Friday, April 28, 2006

Black and Latino Congressmembers Fail To Understand Net Neutrality

Gary Dauphin at huffingtonpost.com is right to call attention to curious votes by members of the Congressional Black Caucus and Congressional Hispanic Caucus on a Democratic amendment to preserve "net neutrality." To wit:
A Democrat-sponsored bill protecting net neutrality was rejected in committee today by a 34-22 vote. Said House committee has a Republican majority, so the amendment by Ed Markey (MA-D) was unlikely to make it out alive, but five Democrats - including Congressional Black Caucus members Edolphus Towns, Albert Wynn, and Bobby Rush still felt the need to cross the aisle and vote with the Republicans. Throw in the Congressional Hispanic Caucus' Charlie Gonzales and four out of five of the ATT Five are members of the Hill's civil right's caucuses. What gives?

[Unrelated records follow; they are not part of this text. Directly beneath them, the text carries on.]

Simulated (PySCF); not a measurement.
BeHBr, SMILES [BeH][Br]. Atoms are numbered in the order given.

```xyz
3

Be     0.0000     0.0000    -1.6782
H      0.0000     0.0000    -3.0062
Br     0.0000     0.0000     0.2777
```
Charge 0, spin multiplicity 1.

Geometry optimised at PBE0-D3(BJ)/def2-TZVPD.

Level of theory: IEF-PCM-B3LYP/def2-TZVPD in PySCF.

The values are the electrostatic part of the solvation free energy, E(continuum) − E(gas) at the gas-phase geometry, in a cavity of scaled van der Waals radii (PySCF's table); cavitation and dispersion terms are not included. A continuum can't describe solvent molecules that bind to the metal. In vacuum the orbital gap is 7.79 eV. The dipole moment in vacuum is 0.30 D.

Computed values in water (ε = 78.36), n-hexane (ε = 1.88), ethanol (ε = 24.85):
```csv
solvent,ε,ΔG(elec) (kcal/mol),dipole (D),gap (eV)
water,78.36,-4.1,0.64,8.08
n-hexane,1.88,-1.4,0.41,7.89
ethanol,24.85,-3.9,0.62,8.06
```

What gives is that these four made the cynical and depressing calculation that black and Latino folks don’t care about or follow telecom/internet regulation issues, giving them a free vote to toss the telecom lobby’s way. Besides being gutless, this vote puts Towns, Wynn and Rush’s constituencies at greater risk for higher internet bills and poorer service. Lots of folks
have explained net neutrality better than I will be able to, but suffice to say that if telecoms are allowed to pin premium pricing schemes to the delivery of services they currently treat "neutrally" (delivering you this blog page vs. a video download vs. an e-commerce site vs...) black consumers will be among the first to get fucked.
This is an important issue which has been deservedly getting a fair amount of attention in the liberal blogosphere. It was very cool to see an African American perspective on the Democratic failure to prevent the Republican majority from selling out netizens' access to the unfettered bandwidth we thought we were paying for.